Over the course of four hours on a Wednesday afternoon (UTC) in September 2011 I gathered the following statistics: A total of 20 blocks were created, which means that 1,000 new Bitcoins were generated. (That is, each person or group credited with first finding one of 20 new blocks was awarded 50 BTC.) On average, a block was found every 12.35 minutes, though at one point two blocks were found within one minute of each other. The last block that was found during that period was the 144,391st to be added to the end of the block chain. On average, each block contained 63.85 transactions with the smallest number of transaction in a block being 8 and the largest being 119. In terms of BTC amounts, the largest number of Bitcoins that changed hands in a block was 7,301.66 while the smallest was 457.83. The average transaction size was therefore 60.5 Bitcoins.

In four hours, close to 80 thousand (77,261.71) BTC were traded. Lastly, the storage space required by the various blocks ranged from 3.97 KB to 67.35 KB, with the average being 27.87 KB. That means that the data required to describe all activity in the Bitcoin economy can be stored in just over half a megabyte of disk space.
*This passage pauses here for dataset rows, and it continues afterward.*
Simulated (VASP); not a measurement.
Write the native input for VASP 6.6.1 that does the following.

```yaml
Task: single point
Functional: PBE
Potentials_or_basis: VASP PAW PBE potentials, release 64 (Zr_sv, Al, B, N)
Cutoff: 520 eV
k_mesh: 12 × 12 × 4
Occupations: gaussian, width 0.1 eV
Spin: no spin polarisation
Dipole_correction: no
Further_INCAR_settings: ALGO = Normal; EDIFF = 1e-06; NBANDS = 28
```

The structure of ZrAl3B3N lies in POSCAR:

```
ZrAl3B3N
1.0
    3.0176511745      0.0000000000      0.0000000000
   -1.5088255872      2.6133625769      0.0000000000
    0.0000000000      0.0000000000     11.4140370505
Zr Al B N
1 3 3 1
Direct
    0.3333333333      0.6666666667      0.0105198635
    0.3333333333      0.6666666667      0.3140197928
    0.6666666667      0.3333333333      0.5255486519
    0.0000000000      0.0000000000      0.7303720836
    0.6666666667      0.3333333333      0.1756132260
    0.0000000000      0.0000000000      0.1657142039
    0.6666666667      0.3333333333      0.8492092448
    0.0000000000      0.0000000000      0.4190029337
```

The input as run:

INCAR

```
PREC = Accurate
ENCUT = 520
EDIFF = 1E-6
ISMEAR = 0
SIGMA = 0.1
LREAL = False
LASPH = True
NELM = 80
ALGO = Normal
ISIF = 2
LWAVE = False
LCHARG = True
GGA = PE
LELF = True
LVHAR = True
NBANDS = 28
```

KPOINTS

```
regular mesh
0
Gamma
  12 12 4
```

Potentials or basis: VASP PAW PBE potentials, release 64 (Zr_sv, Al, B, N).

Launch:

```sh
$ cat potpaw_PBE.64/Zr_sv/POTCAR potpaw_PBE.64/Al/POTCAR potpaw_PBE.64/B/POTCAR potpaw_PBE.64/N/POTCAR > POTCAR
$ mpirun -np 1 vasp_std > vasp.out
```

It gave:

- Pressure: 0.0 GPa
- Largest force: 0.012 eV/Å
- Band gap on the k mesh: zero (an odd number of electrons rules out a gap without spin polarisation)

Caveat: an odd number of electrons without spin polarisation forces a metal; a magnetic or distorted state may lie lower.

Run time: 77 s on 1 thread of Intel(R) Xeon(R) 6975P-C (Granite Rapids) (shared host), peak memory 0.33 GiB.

More about Bitcoin Block Explorer

Bitcoin Block Explorer displays data about the Bitcoin economy in near real-time with a delay of up to two minutes. However, the site also supports an HTTP-based query interface for several metrics, such as getblockcount (number of blocks in the longest chain), totalbc (the total number of Bitcoins in circulation) and latesthash (the latest block hash). I used this interface to do some quick calculations from a Bash command line. For instance, as shown in Figure 2, I used curl to retrieve the total amount of Bitcoins and block count, divide one by the other using bc, and display the output.

Figure 2. Bitcoin Block Explorer from the command line (click for larger image)

The results in Figure 2 confirm that there are exactly 50 BTC for each block in the main block chain. That is because the reward for finding a block has been 50 BTC since the onset of the economy, although that number will decrease over time.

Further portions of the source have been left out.